Sorry for the long message. Here is a shorter example with the same result:

mat <- as.matrix(iris[,1:4])
mat_scaled <- scale(mat)

irlba::irlba(
  A      = mat_scaled,
  nv     = 3,
  center = FALSE,
  scale  = FALSE
)$d
#> Warning in irlba::irlba(A = mat_scaled, nv = 3, center = FALSE, scale = FALSE):
#> You're computing too large a percentage of total singular values, use a standard
#> svd instead.
#> [1] 20.853205 11.670070  4.676192
irlba::irlba(
  A      = mat,
  nv     = 3,
  center = colMeans(mat),
  scale  = apply(mat, 2, sd)
)$d
#> Warning in irlba::irlba(A = mat, nv = 3, center = colMeans(mat), scale =
#> apply(mat, : You're computing too large a percentage of total singular values,
#> use a standard svd instead.
#> [1] 20.853205 11.670070  4.676192

RSpectra::svds(
  A    = mat_scaled,
  k    = 3,
  opts = list(center = FALSE, scale = FALSE)
)$d
#> [1] 20.853205 11.670070  4.676192
RSpectra::svds(
  A    = mat,
  k    = 3,
  opts = list(center = TRUE, scale = TRUE)
)$d
#> [1] 1.7083611 0.9560494 0.3830886

yixuan commented 2 years ago

Hi @slowkow, this is because the definition of scale is a bit different in RSpectra. Below is the documentation from svds():

scale Either a logical value (TRUE/FALSE), or a numeric vector of length n. If a vector s is supplied, then SVD is computed on the matrix (A - 1 c')S, where c is the centering vector and S = diag(1/s). If scale = TRUE, then the vector s is computed as the column norm of A - 1 c'. Default is FALSE.

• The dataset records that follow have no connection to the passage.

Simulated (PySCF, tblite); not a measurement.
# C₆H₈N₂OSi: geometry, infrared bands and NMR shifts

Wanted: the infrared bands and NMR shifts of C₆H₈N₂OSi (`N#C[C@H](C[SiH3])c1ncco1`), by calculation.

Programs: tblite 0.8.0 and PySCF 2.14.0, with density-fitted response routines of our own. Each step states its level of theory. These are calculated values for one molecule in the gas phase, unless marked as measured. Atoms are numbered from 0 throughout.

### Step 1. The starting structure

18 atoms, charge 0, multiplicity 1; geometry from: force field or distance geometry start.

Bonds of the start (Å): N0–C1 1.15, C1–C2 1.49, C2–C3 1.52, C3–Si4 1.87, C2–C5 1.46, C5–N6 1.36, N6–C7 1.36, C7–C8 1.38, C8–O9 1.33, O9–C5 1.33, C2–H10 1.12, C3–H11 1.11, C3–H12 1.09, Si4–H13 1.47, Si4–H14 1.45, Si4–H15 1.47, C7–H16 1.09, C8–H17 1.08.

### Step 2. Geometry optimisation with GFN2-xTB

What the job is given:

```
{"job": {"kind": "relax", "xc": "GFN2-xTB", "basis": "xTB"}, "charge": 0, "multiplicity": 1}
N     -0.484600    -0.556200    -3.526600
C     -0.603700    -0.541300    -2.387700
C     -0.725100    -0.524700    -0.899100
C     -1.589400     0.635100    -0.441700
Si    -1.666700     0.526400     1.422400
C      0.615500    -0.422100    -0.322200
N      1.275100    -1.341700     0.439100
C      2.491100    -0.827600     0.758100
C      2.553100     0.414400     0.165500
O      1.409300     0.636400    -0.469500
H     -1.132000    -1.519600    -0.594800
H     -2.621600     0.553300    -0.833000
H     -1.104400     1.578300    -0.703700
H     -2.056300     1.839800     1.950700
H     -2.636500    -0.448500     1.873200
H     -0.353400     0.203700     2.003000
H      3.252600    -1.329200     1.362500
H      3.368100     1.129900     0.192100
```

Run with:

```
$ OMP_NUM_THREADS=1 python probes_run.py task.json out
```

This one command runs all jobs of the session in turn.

So if you specify scale = TRUE, svds() scales the matrix to have unit norm, not standard deviation. You have two ways to adjust the singular values:

As in irlba(), you can specify a vector instead of a TRUE/FALSE value for scale.

mat_svds_scaled <- RSpectra::svds(
A    = mat,
k    = n_pcs,
opts = list(center = TRUE, scale = apply(mat, 2, sd))
)

or

mat_svds_scaled <- RSpectra::svds(
A    = mat,
k    = n_pcs,
opts = list(center = colMeans(mat), scale = apply(mat, 2, sd))
)

Manual calculation shows that the ratio between the norm and the standard deviation is sqrt(n - 1), and the ratio also applies to the singular values.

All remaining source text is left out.